After being in the UK on family business for nearly a month I was looking forward to re-acquainting myself with the local birdlife when I arrived back at the end of October. I decided to delay many of the tasks that normally await me on my return, although with a little bit of guilt about leaving the weeding for later in the week. I couldn’t believe how much everything had grown, but clearly there has been a lot of rain this autumn.
I had read on a whatsapp group that one of my favourite winter visitors, the Bluethroat (Ruiseñor Pechiazul), had recently been seen at the water treatment plant at Campotéjer, so that seemed as good a place as anywhere to start my re-introduction to Birding in Murcia.
However, I couldn’t avoid the temptation of stopping at the ‘Mirador de Los Forestales’ (near Ulea) on the way. I wanted to see if I could get a photo of a Black Wheatear (Collalba Negra) as they are normally somewhere close to the abandoned buildings by the parking area. Sure enough, the resident pair was on guard duty with each one perched on the opposite ends of the main building. They weren’t in the ideal place in terms of lighting, but I did manage to get a couple of reasonable shots.
Black Wheatears are resident insectivorous birds that live in barren rocky places in the mountains and in the right habitat they are relatively common and widespread. In my experience they tend to remain faithful to their territories all year round and not just in the breeding season, so once you know where they are, it is not too difficult to find them. They also are very fond of living around abandoned buildings and in 2003 there was a pair that roosted (and had previously nested) in the abandoned building my wife and I had just bought. It is now our home and I’ve always felt a tinge of guilt that these squatters had to move out when we renovated the building. Fortunately, they were able to re-locate to another ruin very close to our house.
My photos show both the female (dull brown plumage) and the male which is similar looking, but with jet-black plumage instead of brown. Both sexes have a distinctive white rump that is very noticeable when you see them in flight.

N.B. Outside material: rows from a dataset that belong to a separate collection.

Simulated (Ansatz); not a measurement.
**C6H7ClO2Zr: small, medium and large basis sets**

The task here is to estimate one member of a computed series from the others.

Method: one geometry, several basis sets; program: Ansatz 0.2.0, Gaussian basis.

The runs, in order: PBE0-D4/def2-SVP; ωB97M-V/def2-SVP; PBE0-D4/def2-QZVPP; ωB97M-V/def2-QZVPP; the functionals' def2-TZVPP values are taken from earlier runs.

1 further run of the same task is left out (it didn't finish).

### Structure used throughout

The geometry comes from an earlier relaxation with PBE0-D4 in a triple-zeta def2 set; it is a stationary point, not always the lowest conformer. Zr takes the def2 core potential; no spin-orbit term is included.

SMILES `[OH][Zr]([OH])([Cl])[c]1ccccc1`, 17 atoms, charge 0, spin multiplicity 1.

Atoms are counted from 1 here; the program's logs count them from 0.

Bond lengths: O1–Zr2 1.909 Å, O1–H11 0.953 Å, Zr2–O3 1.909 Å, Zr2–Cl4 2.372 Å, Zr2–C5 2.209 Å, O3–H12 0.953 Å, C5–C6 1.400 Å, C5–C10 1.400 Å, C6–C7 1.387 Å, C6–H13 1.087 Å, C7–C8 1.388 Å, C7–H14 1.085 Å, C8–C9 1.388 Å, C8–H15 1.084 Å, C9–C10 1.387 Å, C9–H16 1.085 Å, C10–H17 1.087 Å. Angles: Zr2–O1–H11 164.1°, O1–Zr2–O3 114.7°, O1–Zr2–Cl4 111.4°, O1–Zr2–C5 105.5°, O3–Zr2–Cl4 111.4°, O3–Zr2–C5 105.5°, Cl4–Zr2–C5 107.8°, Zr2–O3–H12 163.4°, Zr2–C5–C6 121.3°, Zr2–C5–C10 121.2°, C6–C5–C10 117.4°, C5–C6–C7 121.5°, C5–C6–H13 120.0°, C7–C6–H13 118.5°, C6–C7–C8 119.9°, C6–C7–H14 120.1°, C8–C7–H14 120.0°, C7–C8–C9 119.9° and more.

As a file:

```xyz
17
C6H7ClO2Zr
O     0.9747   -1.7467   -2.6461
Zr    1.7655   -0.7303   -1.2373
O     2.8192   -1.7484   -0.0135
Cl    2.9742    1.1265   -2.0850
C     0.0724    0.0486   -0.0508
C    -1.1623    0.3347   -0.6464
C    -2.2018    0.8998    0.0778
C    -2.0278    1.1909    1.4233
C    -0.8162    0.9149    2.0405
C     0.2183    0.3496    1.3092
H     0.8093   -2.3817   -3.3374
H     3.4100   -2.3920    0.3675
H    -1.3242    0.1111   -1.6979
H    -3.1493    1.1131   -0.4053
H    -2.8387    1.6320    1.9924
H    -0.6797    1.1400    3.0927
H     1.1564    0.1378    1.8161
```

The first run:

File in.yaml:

Whilst I was busy photographing the Wheatears I heard an unfamiliar call. I managed to recognise it after a while and scanning around I found the vocalists. It was a pair of Blue Rock Thrushes (Roquero Solitario) perched on the rocky outcrop just above me. These birds are scarce residents, but quite widely distributed in the region. As their name suggests they are birds of the mountains that favour open rocky habitat. They are Thrushes and closely related to the Blackbird, but are slimmer and have a slightly different profile. The males are a dull blue-grey that is very attractive if the light catches them well, but can often look quite dull when seen from a distance. The females, as with many species, are duller and a dark brown colour. (I suspect that my photo is probably a juvenile male). In winter they are quite mobile and sometimes seen in unlikely places such as towns or urbanisations, so keep an eye out for them, just in case.
After this very pleasant and successful stop at the mirador I eventually got to Campotéjer to see what was about, but principally to look for Bluethroats (Ruiseñor Pechiazul). They are extremely attractive birds with blue bibs on their chests. They remind me a bit of a Robin as they are a similar size, but as their name suggests, they have a different coloured chest. There are two types of Bluethroats; the one has a red spot within its blue bib and the other a white spot. The ones seen at Campotéjer are always of the white-spotted race; well at least all the ones I’ve seen so far. They are birds that like to be close to water in their winter habitats and tend to favour dense scrubby vegetation, which doesn’t always make it easy to see them. However, at Campotéjer there is a great place to see them as they flit out from the dense reeds to feed on small insects. It is a passageway (with prohibited entry) located between the second and third lagoons at the southern end. If you wait quietly and at a respectful distance, you should get reasonably good views of them as they flit from the surrounding reeds into the more open tarmac areas.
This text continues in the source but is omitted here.